There’s more to St. Patrick’s Day than wearing green and drinking beer

BUCKHANNON – Today is St. Patrick’s Day – are you wearing green?

Over the years, folks seem to celebrate this special day whether they are Irish or not – and most people say they wear green to keep from being pinched, while many others celebrate by indulging in a green beer or two.

But have you considered what folks with true Irish roots do to commemorate this holiday? And just who was St. Patrick and why do we observe March 17 as St. Patrick’s Day?

Brother Roy Madigan, S.M., pastoral associate at Holy Rosary Catholic Church in Buckhannon said St. Patrick is the patron saint of Ireland, even though he was not born there.

“From what I understand, he was not originally Irish,” Madigan said. “He was a slave from Great Britain, and he was brought to Ireland.”

Although most people tell a tale that St. Patrick is known for driving the snakes out of Ireland, Madigan said he was well-known for explaining about the Blessed Trinity.

“St. Patrick would take an Irish clover and use it to talk about the Holy Trinity,” Madigan said. “He would talk about how it was a three-leaf clover – one leaf for the Father, one leaf for the Son and one leaf for the Holy Spirit, but it is still one clover and one God.”

He said St. Patrick was a slave and said he converted many Irish folks to Catholicism.

“St. Patrick was a bishop in Ireland,” Madigan explained.

Madigan, who is Irish, said when he was growing up, his family always celebrated St. Patrick’s Day by eating corned beef and cabbage.

“We also had potatoes,” he recalled. “We would celebrate with one beer at the end of dinner that we shared. If St. Patrick’s Day fell on Sunday, we would always attend Mass.”

He said other times, he and his family would celebrate St. Patrick’s Day with parties.

“Our family and friends would gather in the evening and tell stories about our grandparents who were from Ireland. We always sang ‘Danny Boy’ and ‘Tura Lura Lura.’”

Madigan said he was a Novice in Ireland for a year.

“A novice is a person who is preparation to become a member of a religious community,” he explained. “I was there for one year and fortunately, I was able to go all over Ireland.”
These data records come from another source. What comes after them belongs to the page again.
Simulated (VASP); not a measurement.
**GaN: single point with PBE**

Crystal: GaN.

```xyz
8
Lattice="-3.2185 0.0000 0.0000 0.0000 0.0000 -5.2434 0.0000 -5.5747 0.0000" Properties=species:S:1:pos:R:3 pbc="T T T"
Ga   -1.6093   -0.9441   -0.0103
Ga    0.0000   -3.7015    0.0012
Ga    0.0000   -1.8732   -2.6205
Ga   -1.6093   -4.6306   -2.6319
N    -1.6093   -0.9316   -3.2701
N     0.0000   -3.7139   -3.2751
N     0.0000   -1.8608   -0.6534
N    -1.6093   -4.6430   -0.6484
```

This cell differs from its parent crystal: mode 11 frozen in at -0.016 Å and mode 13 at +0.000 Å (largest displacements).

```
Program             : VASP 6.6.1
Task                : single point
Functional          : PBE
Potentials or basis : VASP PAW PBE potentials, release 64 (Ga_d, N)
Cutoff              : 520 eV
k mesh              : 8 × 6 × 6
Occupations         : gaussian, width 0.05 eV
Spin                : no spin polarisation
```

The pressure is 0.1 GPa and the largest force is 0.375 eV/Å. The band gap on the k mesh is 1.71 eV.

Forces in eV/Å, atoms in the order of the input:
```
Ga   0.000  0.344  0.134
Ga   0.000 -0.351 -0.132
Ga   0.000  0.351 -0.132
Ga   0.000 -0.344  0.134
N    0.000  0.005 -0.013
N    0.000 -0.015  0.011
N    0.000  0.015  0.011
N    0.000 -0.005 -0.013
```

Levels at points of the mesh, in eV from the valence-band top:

“I want to wish everyone a very happy St. Patrick’s Day,” Madigan said.

According to the online history sources, March 17 is believed to have been date of St. Patrick’s death, and he lived during the fifth century A.D.; however, historians disagree on the exact date of his birth and death.

In the “Confession of St. Patrick,” he said he was born in Roman Britain, and at the age of 16 was captured by Irish pirates and taken to Ireland, where he was enslaved for six years. His given name was Maewyn Succat, and he took the name Patrick when he became a priest.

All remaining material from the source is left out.